If you are looking for some cheap entertainment as you await Wednesday's Game 7 between the Chicago Blackhawks and the Detroit Red Wings, look no further.  I was sure I was watching a political spin doctor in action as I watched Detroit's head coach Mike Babcock in his postgame presser after his team's 4-3 Game 6 loss to Chicago on Monday night. 

You can find the link to the presser here.

 

Warning: Sarcasm levels are near record highs in this one.

 

Dear Coach, 

5. "No."

When asked if you had an explanation as to why your team had allowed 20 goals collectively in the third period throughout the playoffs, your response was, "No."  That was it, a one-word answer and then you take off on a tangent asking the reporter if he wants you to comment on tonight's game or all the other games too while you're is at the podium.  Then you listed all the good things that your team did tonight and then mentioned that "We can't hit the guy in the leg and give up the penalty shot" (see No. 3).

 

4. "We did a ton of good things tonight; made some young mistakes in the third period..." 

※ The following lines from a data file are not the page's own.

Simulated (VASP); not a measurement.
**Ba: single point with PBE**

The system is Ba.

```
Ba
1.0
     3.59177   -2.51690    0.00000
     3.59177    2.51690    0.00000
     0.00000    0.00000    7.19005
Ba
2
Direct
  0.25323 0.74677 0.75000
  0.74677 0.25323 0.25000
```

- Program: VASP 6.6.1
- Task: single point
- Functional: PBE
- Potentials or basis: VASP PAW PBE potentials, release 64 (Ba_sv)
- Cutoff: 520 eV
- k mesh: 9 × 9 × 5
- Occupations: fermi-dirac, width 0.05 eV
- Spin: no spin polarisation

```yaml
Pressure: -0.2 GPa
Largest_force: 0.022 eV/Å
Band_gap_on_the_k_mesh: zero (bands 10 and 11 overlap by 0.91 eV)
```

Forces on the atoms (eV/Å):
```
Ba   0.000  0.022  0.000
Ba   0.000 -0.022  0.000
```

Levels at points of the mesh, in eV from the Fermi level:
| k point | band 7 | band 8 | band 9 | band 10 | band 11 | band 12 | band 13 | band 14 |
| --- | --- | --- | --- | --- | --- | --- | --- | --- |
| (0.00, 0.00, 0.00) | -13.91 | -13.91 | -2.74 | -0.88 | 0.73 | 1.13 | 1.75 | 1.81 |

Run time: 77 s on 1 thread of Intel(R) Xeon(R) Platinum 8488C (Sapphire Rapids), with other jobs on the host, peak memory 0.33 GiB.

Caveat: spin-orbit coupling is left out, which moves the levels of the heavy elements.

Now, let's dissect this one a bit because the double-speak here would make John McCain proud.  If "a ton" refers to the 12 giveaways to Chicago's three, then I'm with you, Mike.  If you are referring to the too many men on the ice call in the second, that's good, too, Mike, considering you had eight men on the ice in Game 5 that the refs conveniently missed. But that was the second period, not the third, so I digress. 

Now, back to these "young mistakes" in the third.  Pavel Datsyuk and Henrik Zetterberg both had penalties assessed to them in the third.  Is that what you're talking about, Mike?  But those two aren't young players, are they?  Zetterberg has been with you for 10 years and Datsyuk for 11. 

Your goaltender, Jimmy Howard, has been your bread and butter for four years now, and he is a Vezina Trophy candidate.  You cannot be referring to him as some inexperienced kid who just left mom and dad's house and still doesn't know how to do his own laundry yet. So where are these young mistakes, Mike?

Just as a final stat to throw out there and we'll move on to No. 3: Of the 28 men on your roster, 22 of them are 25 years old or older and nine of those 28 are over the age of 30.  You must have a diaper-changing station in the corner of the locker room for intermission.

 

3. "The worst call of the night was Datsyuk; I thought that was awful."

This was your answer in response to the penalty shot that was given to Michael Frolik after Carlo Colaiacovo interfered with him on a breakaway...in the third period, Mike.  Oh, and by the way, Carlo is 30 years old. (Dang these kids grow up so fast!)

It was interesting how you stumbled through, not wanting to address the penalty shot, mumbling, "How do I win?  It doesn't matter what I say."  Yet you had me rolling with this, Mike, because (see No. 1) you specifically stated, in response to the very first question you were asked at the podium, "We can't hit the guy in the leg and give up the penalty shot." Aren't you saying that it was a good call there?

Oh, and by the way, Mike, your buds at Hockey Night in Canada felt that call had all the components necessary for the penalty shot—it was textbook.  You may want to take a look at that clip when you get the chance.

 

2. "They got what we gave 'em."

This was in response to how you were feeling going into a Game 7 scenario, backs against the wall, etc. You prefaced this comment with, "It's not like they came in here and squashed us."  

It's the playoffs, Mike, you don't need to squash a team; you just need to end the night with a W.  Also, Mike, isn't that the nature of sports, taking advantage of other people's mistakes and capitalizing on them?  Isn't the goal to try and not make mistakes?  Do you teach your guys to not take advantage of mistakes that opposing teams make?

So, correct me if I'm wrong, Mike, but isn't the nature of winning the ongoing effort to make as few mistakes as possible? And, since Chicago won 4-3, doesn't that mean they made fewer mistakes than you did?  

 

1. "I love Game 7s.  I'm excited about it.  We got a chance to push them out of the playoffs.  Should be a lot of fun." 

This was the tail end of your comment that began with No. 2 above.  Well, Mike, I can tell you that Chicago is very excited about a Game 7, too, because, well, it is on their home ice and they play very well at home.  

Not to mention, after Game 4, things weren't looking too good for those Blackhawks being down 3-1 and all.  But doesn't that mean you were up 3-1, too? Did Chicago maybe figure out that the least effective way to score on Howard was with direct shots to the net?  Did they realize that getting rebounds off of Howard and having some bodies at the net might unnerve that kid from upstate N.Y.? Did they come to the realization that maybe some tic-tac-toe shots might be more effective on this young rascal you've got in net? 

One final thought, considering the fact that Detroit is leaving the Western Conference: This would be Chicago's last chance to push you out of the playoffs, too.  Funny how that works, isn't it? 

You did get one thing right, though, Mike—it is going to be a lot of fun.